Google TV delays some TVs at CES launch


The service, which is built in to devices from Sony and Logitech (the “Revue”) is set to open new opportunities for Google. However, Google TV’s big debut at The Consumer Electronics Show next month in Las Vegas has been neutered a bit. The first Sony Google TVs were shipped in October, including 24-inch and 46-inch flat screen TVs.

But Google TV, which adds web video and a smart search programming interface, will not be shown bundled in TV sets at CES by Toshiba (including its Blu-Ray device with Google TV built in), LG Electronics and Sharp. Yes, Sony and Logitech still plan on showing off the new system, but Google asked the other TV makers to delay their introductions, according to a NY Times story, so that it can refine the software: “The late request caught some of the manufacturers off guard.”
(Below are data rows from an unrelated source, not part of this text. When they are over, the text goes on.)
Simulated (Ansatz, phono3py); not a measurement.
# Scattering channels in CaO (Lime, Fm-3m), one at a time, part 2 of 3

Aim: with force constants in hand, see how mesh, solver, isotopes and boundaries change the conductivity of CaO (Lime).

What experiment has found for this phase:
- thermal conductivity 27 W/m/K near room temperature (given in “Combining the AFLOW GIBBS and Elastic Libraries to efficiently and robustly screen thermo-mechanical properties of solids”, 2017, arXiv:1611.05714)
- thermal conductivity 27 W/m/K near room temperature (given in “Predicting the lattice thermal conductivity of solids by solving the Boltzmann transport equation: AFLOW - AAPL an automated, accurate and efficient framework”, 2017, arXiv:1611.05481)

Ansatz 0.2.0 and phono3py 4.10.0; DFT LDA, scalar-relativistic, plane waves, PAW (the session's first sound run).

Samsung looks to be the only new manufacturer to show off Google TV at the show, where it will present two plug-in boxes similar to those from Sony and Logitech that let people tap into the Google TV software without replacing their televisions. The Google TV software also uses a remote control that includes a mouse and keyboard.

We’ve heard some reviews that Google TV has glitches and flaws. Almost 40% of shoppers on gave the Logitech Revue box three stars or fewer, and almost 20% gave it the lowest rating of one star. Complaints also included it was slow and did not offer more features or programming than other, less expensive set-top boxes.

On the other hand, Google has scored big with Android software for smartphones. But device makers have also been reportedly forced to push back plans to release tablets based on a refined version of the software, leaving Apple’s iPad alone in taking in the cash over the holidays. Also this year, manufacturers waited for Google’s new ChromeOS software so they could ship new web-based laptops. But delays at Google also led the manufacturers to miss this year’s holiday season.

RBR-TVBR observation: Just about every entertainment/gaming system is now offering some kind of internet access, so there are plenty of providers and competition. What could set Google apart is the technology and offerings. In a related story we mention how major networks are not offering access to Google TV—that’s two strikes against it, for now. Does this mean a weakness in working relationships with manufacturing partners? Not sure, the rush is always out there to get to market first, especially before the holidays. We all saw the antenna problems with Apple’s iPhone 4 a few months ago. A mistake here and there is expected. However, Google does need to make sure its software works before getting it to market with manufacturers. A lot of money can be lost in pulling out of important shows like CES. Once bitten, twice shy?